Twain’s ideology is present in his fiction, too, as his characters declare independence from corrupt authorities. In their own way, the stories of Tom Sawyer and Huck Finn are a part of an American civil religion that worships protest and liberty, a religion that celebrates the individual. Twain, in his later writings, would excoriate American mistakes, too, but Bush says it is this very quality—the urge to criticize—that aligns him with Paine and Ingersoll. That is, any true American conscience lives in the individual citizen, and that individual must necessarily speak up when something has gone awry in his society. All of Twain’s work might give voice to the common citizen Paine aimed for in Common Sense; the plainspoken man whose words are no less important than those of kings or princes—even as he speaks with a tongue steeped in colloquialisms. That voice is at the center of the American creed, and it has a sacred responsibility, since “the greatness to which their country aspired carried with it the necessary burdens of exceedingly difficult standards” (Bush 93). Sometimes, the nation must be challenged, and this challenging, questioning spirit draws a clear line through Paine, Ingersoll, Twain, Martin Luther King, and others too numerous to mention. This spirit is a tenet of the American faith.
This spirit of dissent is the real thread that moves through America when we view the nation as an ideology. Americans are moralistic and have a conscience, precisely because of the way the country grew, from the Puritans and onward. Lipset calls the dissenters the “original source” (63), as the Protestant tradition, again and again, serves as a catalyst for movements urging change or reform. This source, the one that might serve anti-war protests, is the same one that would urge boys to enlist and fight for their country. Even while the idea of what is good, or what is evil, can shift with time, most Americans have absolute guidelines for morality, according to Lipset. And one must remember that a part of the creed is embedded in the First Amendment; the same Constitution that guarantees religious freedom also allows for peaceful assembly, allows for common citizen to address the government with grievances when the moral compass tips too far.
Fruchtman posits that Paine sees true common sense as a connection between mind and heart; man, because of his nature, will assume that liberty is a vital part of his makeup. This idea does not require education, does not require “abstract reasoning or metaphysical concepts” (425). Rather, this realization—the desire for freedom—is spontaneous and visceral, and all men possess this type of common sense. Conversely, anyone who fails to see liberty as a natural condition is somehow flawed: “Their habit and desire for dominance and violence stopped them from ever living a life of reason and moral affection in society” (426). These words are written by Fruchtman, but Paine might have uttered them about King George III; he might have uttered them about slavery. A mind, afflicted in this way and set on domination, relies on base, animalistic tendencies, not common sense. And, in the case of the British in 1776, it would be impossible for Americans to maintain the status quo after one sees the lack of common sense, this most human tendency, in England’s leaders and, especially, in King George; this approach adds depth to Paine’s case for American independence. To quote Fruchtman again, “Corrupt, inhuman men construct evil governments” (423).

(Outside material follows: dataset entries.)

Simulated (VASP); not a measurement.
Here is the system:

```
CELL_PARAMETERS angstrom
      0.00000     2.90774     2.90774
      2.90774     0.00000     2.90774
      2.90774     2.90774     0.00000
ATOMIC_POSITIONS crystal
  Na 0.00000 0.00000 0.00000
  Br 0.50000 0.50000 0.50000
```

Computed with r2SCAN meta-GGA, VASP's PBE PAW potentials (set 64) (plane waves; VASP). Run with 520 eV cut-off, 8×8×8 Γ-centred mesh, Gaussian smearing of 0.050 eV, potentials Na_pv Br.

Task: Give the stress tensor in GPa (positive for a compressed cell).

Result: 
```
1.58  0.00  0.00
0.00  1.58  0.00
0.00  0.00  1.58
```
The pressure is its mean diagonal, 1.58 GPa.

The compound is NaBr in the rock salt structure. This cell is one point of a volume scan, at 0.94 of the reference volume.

Lipset takes the American character, this individualistic, moral behavior, and connects it to capitalism and entrepreneurial success, where Americans are “more disposed to be workaholics” (60). The sociologist Max Weber credited the Puritans for the American work ethic, too; their values are conducive to capitalism, so that “the spirit of capitalism…was present before the capitalistic order” (60). In this regard, one might imagine the American creed as strong-willed and geared toward success. Lipset references a speech by Edmund Burke, where Burke called the sectarian Americans “the Protestants of Protestantism, the Dissenters of Dissent, which predisposed them to moralism and individualism” (60). The religious ethic inherent to America is functional for the economy and for a “liberal polity” (60).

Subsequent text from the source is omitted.